The Language of the World is a phrase used by Coehlo throughout The Alchemist as a way to describe the way in which we communicate with our world and each other and how the world conversely communicates with us. This idea gets at the essence of Forwarding the Conversation because it is only through purposeful listening that can we find an understanding of The Language of the World, and it is only through the Language of the World that we are able to see our deeper purpose. We must always be willing to attentively listen to our hearts and we must always be willing to follow the path that our heart lays before us.

It is in this spirit that I will include some of my favorite quotes from The Alchemist and feature a short HP commercial with Paulo Coelho

….”whoever you are, or whatever it is that you do, when you really want something, it’s because that desire originated in the soul of the universe. It’s your mission on earth.” ….”And when you want something, all the universe conspires in helping you to acheive it.”

———- 

When you know that language, it’s easy to believe that someone in the world awaits you, whether it’s in the middle of the desert or in some great city… without such love, one’s dreams would have no meaning.

———- 

There was a language in the world that everyone understood, a language the boy had used throughout the time that he was trying to improve things at the shop. It was the language of enthusiasm, of things accomplished with love and purpose, and as part of a search for something believed in and desired.

———- 

Don’t forget that everything you deal with is only one thing and nothing else.

———- 

When we love, we always strive to become better than we are.
When we strive to become better than we are, everything around us becomes better too.

———- 

Wherever your heart is, there you will find your treasure.

———- 

The world’s greatest lie: At a certain point in our lives we lose control of what’s happening to us and our lives become controlled by fate.

———-

“Continue in the direction of the Pyramids”, said the alchemist. “And continue to pay heed to the omens. Your heart is still capable of showing you where the treasure is.”

“Is that the one thing I still need to know?”

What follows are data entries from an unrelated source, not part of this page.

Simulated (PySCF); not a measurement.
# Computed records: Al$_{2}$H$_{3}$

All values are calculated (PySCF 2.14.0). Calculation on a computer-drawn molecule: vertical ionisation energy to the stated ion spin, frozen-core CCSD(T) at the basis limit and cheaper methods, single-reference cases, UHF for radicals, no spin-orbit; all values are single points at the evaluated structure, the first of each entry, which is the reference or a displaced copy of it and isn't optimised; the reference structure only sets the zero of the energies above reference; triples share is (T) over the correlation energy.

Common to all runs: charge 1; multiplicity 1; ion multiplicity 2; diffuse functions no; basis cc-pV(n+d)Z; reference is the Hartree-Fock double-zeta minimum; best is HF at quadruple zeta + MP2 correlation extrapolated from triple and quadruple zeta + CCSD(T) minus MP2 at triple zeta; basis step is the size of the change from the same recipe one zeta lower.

“No”, the alchemist answered. “What you still need to know is this: before a dream is realized, the Soul of the World tests everything that was learned along the way. It does this not because it is evil, but so that we can, in addition to realizing our dreams, master the lessons we’ve learned as we’ve moved toward that dream. That’s the point at which, as we say in the language of the desert, one ‘dies of thirst just when the palm trees have appeared on the horizon.’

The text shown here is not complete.